4 TV production designers on their unique paths into the industry, from milking spiders to mermaid lairs [EXCLUSIVE VIDEO INTERVIEW]

How does one become a production designer? For Tom Hammock (“Them”), it actually started in a most unusual way: he “stumbled into it” by milking spiders for their venom. We talked with Hammock, Sara K White (“The Flight Attendant”), Mark Ricker (“Halston”), and Jamie Walker McCall (“Pose”) about their careers and their current projects during our “Meet the Experts” TV production designers panel. Watch our group discussion above. Click on each name about to view that person’s individual webchat.

Hammock explains, “I’d been in science. My father’s studies poisons and so I’d grown up milking venomous animals for antivenom. And I stumbled into this via ‘Spider-Man’ and helping them out with a laboratory. And they kind of talked me into leaving architecture and ending up here.”

For McCall it wasn’t spiders but hobbits: “What inspired me to move out from New York and Boston to LA was I saw ‘Lord of the Rings.’ I went to school for advertising art direction and minored in graphic design. I was like, I want to do that. And so I moved to LA and worked my way up, and here I am.”

Ricker made his way from the stage to the screen. He was “a typical kid who loved movies,” but it seemed like making movies was “on another planet. So I just started in theater, which is what you could do, and eventually just started designing the sets because I had always sort of had a marker in my hand.” The first film he worked on was “Bull Durham,” which introduced him to movie art departments, “so that’s where I started.”

White studied interior design as well as creative writing, a fitting one-two punch if you’re interested in telling stories through physical space. “And I just happened to fall in with a group of friends who had just graduated from the NYU film program and needed an art department … And I realized very quickly that that was the kind of design that I’d always hoped to do, was to be a part of that storytelling.”

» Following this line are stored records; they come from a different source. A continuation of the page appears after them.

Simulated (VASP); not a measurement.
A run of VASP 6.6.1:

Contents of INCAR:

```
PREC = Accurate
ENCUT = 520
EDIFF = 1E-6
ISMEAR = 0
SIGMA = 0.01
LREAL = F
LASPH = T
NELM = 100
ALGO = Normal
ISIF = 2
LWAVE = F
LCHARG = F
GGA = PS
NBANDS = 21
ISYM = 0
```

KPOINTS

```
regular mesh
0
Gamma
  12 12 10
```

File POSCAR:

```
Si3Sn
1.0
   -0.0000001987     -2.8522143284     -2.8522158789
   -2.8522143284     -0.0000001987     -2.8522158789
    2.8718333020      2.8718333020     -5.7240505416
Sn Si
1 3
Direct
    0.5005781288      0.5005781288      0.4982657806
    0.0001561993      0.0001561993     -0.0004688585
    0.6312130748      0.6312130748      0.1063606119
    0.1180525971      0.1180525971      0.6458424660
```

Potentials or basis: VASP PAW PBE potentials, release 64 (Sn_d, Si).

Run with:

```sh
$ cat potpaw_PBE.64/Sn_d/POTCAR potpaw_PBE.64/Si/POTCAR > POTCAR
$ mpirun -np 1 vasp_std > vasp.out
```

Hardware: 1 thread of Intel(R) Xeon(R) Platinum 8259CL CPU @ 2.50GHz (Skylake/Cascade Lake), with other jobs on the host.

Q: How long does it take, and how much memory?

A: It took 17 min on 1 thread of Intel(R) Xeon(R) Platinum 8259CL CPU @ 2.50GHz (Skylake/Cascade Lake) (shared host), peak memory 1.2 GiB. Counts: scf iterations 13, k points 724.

Then White worked on a music video “that required a mermaid lair built in miniature. And I was just blown away that that was something that even could happen in design. So immediately I was like, yes, I will design all the mermaid lairs, please. I’m still waiting for the second one, but it’ll come.” So from mermaids to spiders, orcs, and baseball, there are a number of possible entry points for artists who hope to create new worlds — or recreate old ones — in three dimensions.